They’re Both Right and Wrong

This story begins with Chicago Mayor Rahm Emanuel, with his characteristic tact, blaming the homicides on the South and West Sides of Chicago on “lack of morals”. As reported by the Chicago Tribune this has prompted a heated response from Illinois state senator Kwame Raoul, presently contending for the job of the state’s attorney general:

Democratic attorney general candidate Kwame Raoul on Thursday criticized Mayor Rahm Emanuel’s focus on a lack of morals in African-American communities struggling with gun violence, calling that approach “outright wrong.”

During an appearance at the Illinois State Fair, the Democratic state senator from the South Side also disagreed with Emanuel’s opposition to a proposal that would require Chicago police officers to document every instance in which they point a gun at someone.

The criticism represents a prominent establishment African-American distancing himself from some of the mayor’s positions on policing and gun violence at a time when he and African-American opponent, Republican Erika Harold, are courting black voters across the state. Raoul’s comments also come at a time when Emanuel is working to rebuild his once-solid support among black voters, which has waned following the Laquan McDonald police shooting controversy.

Emanuel has called for more attention to be paid to the lack of morals behind gangs and continued gun violence on the city’s South and West sides, saying it often makes it difficult to apprehend shooters.

During Democrat Day at the Illinois State Fair, Raoul was asked if the mayor’s remarks amounted to the mayor “talking down to black people.”

“I think for the mayor to make a generalization about a community is more than just misspoken, it’s outright wrong,” said Raoul, who holds former President Barack Obama’s old state Senate seat and has received his endorsement in the attorney general race.

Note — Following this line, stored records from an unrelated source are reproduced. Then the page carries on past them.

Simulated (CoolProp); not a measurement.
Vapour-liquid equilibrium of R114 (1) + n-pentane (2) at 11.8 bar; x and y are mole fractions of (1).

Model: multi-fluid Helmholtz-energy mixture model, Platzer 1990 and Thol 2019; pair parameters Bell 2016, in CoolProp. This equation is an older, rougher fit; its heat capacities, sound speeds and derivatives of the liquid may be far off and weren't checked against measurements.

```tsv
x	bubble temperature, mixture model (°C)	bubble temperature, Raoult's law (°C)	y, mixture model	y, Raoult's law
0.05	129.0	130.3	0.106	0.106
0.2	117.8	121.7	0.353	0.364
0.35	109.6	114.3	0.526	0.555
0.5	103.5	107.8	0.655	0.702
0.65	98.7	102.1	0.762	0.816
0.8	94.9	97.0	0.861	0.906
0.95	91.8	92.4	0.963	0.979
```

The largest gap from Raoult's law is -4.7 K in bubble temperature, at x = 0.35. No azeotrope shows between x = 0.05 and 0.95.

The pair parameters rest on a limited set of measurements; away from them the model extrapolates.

“We have communities that have not been invested in. We have communities where mental health services have been depleted. We have communities that have suffered as a result of the budget impasse in Springfield. All of these combined, along with the closing of schools, what does one expect?” Raoul said. “What does one expect to evolve from these communities if you don’t invest in these communities and you don’t invest in the children within those communities?”

I think that both of them are right and both of them are wrong. It can hardly be denied that the communities on the South and West Sides of Chicago where nearly all of the homicides are taking place have experienced the closing of mental health facilities and had schools consolidate, a consequence of declining enrollment and, too, the mayor’s apparently conscious strategy of devoting an increased amount of the city’s resources to encouraging gentrification.

But Mayor Emanuel has a point, too. The homicides are the work of gangs. The gangs aren’t amateur theatrical societies. They’re criminal groups engaged in illegal and immoral activities. Why do the gangs hold such sway? At the very least a partial factor is the decline of the family in the black community.

In 1940 14% of black children were born to single mothers. By 1960 that had risen to 25%. Now it’s over 75%. Call that immoral or call that a life choice but it’s a dysfunctional one. It is not working for black folk and the death tolls in the Austin and Englewood neighborhoods are grim testimony to its consequences.

I have a question for Mr. Raoul. Citywide the on time high school graduation rate is 75%. In the neighborhoods most affected by violence, it’s closer to 60%. How will more empty seats in schools—because that’s what he’s talking about—change that? What services will help people who won’t avail themselves of them?

Another factor, unmentioned by either Mr. Emanuel or Mr. Raoul is the lack of jobs. Our economy is creating too few entry level jobs or jobs requiring only a high school education for the number of people seeking entry level jobs or those requiring only a high school education through a combination of trade and immigration policies and the vast subsidies being given to jobs that require greater skills.

We need a change to the ways in which our policies are structured. Environmental and workplace regulations are good but when instead of mining and processing coal or rare earth metals here we import them from places that have looser environmental regulations than we do, we aren’t improving things. We’re just putting the abuses delicately out of sight.

The population that we already have and the distribution of ability within that population tells us that we need more jobs for people with entry level skills or high school-only educations not fewer, even at the expense of jobs that require PhDs. Failing to address that problem will result in the homicide rates rising in cities other than Chicago, Baltimore, and St. Louis.

4 comments… add one
  • Gray Shambler Link

    Mr. Raoul used the word “communities” seven times in his response, as if the “community” were a disaffected special interest group. Seems like a deflection as there’s not much going on there you could call a community. Just dog eat dog, every man, woman, and child for themselves, running from gunfire , throwing rocks at police, seeking solace in drugs.

  • Guarneri Link

    Note that Raoul asked not what people could do for their own community, but what others could do for their community. You are halfway lost when you start there. But that is a mindset that has been fostered for about 50 years now, with predictable results.

  • steve Link

    What are the odds we can create jobs for people with only a high school education that will also pay well at all? The US productivity advantage means, I think, that we need people who may not need a full college education, but probably need some post-high school education.

    Steve

  • You’re saying that there is no hope for between half and two-thirds of the people.

    Quite to the contrary I think that learning skills like welding and mechanics and how to operate certain kinds of machinery are still much-needed skills that pay decent wages. You know, the kinds of things that used to be taught in high school shop classes, perhaps updated for the 21st century. The problem is that the kids aren’t learning the things in primary school that they used to; that’s postponed to junior high or high school. And what they learned in high school is postponed until college.

    When my wife was teaching primary education in the LA Unified System 30 years ago, the kids in her class had seven different primary languages (English, Spanish, French, Arabic, Hindi, Mandarin Chinese, and Tagalog). It’s a wonder they learned anything. I can only imagine what it’s like now.